Seamus Heaney has said he is happy his reworking of the Anglo-Saxon epic Beowulf had been "saluted" by being named the winner of this year's Whitbread Poetry Award.
But he said he would have been "equally as happy if any of the other guys had won".
Among the others pipped by Heaney for the title with his translation of the 8th century poem was the late British poet laureate, Ted Hughes.
The accolade now puts Heaney on the shortlist for the overall Book of The Year award, alongside three other individual category winners announced yesterday - Rose Tremain, Tim Lott and David Cairns.
There will be a fifth entrant for the overall title when the winner of the Whitbread Children's Book Of The Year prize is awarded later this month.

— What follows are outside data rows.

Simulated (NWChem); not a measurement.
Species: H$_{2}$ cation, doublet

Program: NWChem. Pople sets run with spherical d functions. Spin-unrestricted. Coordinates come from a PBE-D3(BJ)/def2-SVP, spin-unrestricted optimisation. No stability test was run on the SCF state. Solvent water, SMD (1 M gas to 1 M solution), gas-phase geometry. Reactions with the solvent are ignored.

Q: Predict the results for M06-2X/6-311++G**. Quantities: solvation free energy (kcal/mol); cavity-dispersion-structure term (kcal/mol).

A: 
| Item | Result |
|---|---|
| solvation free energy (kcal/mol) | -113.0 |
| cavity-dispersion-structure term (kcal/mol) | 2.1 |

Each of yesterday's successful authors won £2,000 sterling, with the chance of a further £21,000 for the winner of the main prize.
Heaney and Hughes have dominated the previous three Book Of The Year titles. Hughes won in 1999 with Birthday Letters and in 1998 with Tales From Ovid, while Heaney won in 1997 with The Spirit Level.
Speaking from his Dublin home last night, Heaney said he was happy.
"I'm glad for the book, it's nice for it to be saluted" he said. Heaney first began work on the translation in the mid-1980s, but stopped after about 100 of the 3,182 lines. "It was going to take too long and I didn't think I would be able to do it," he said.
He resumed the work in March 1995 after being prompted once again by the Norton Anthology of English Literature.
Over the next three years, Heaney finished his reworking of the poem, which tells of the eponymous mighty warrior who comes to the aid of a Danish king, Hrothgar.
The Whitbread judges yesterday said of his efforts: "In a year notable for many strong works including three brilliant translations, Heaney's recovery of Beowulf for a contemporary readership stands out.
"He brings an extraordinary sensitivity and breadth of language to this Anglo-Saxon warrior epic. In a translation that brilliantly combines the faithful with the original, Seamus Heaney has reclaimed the first classic of the English language for a contemporary readership."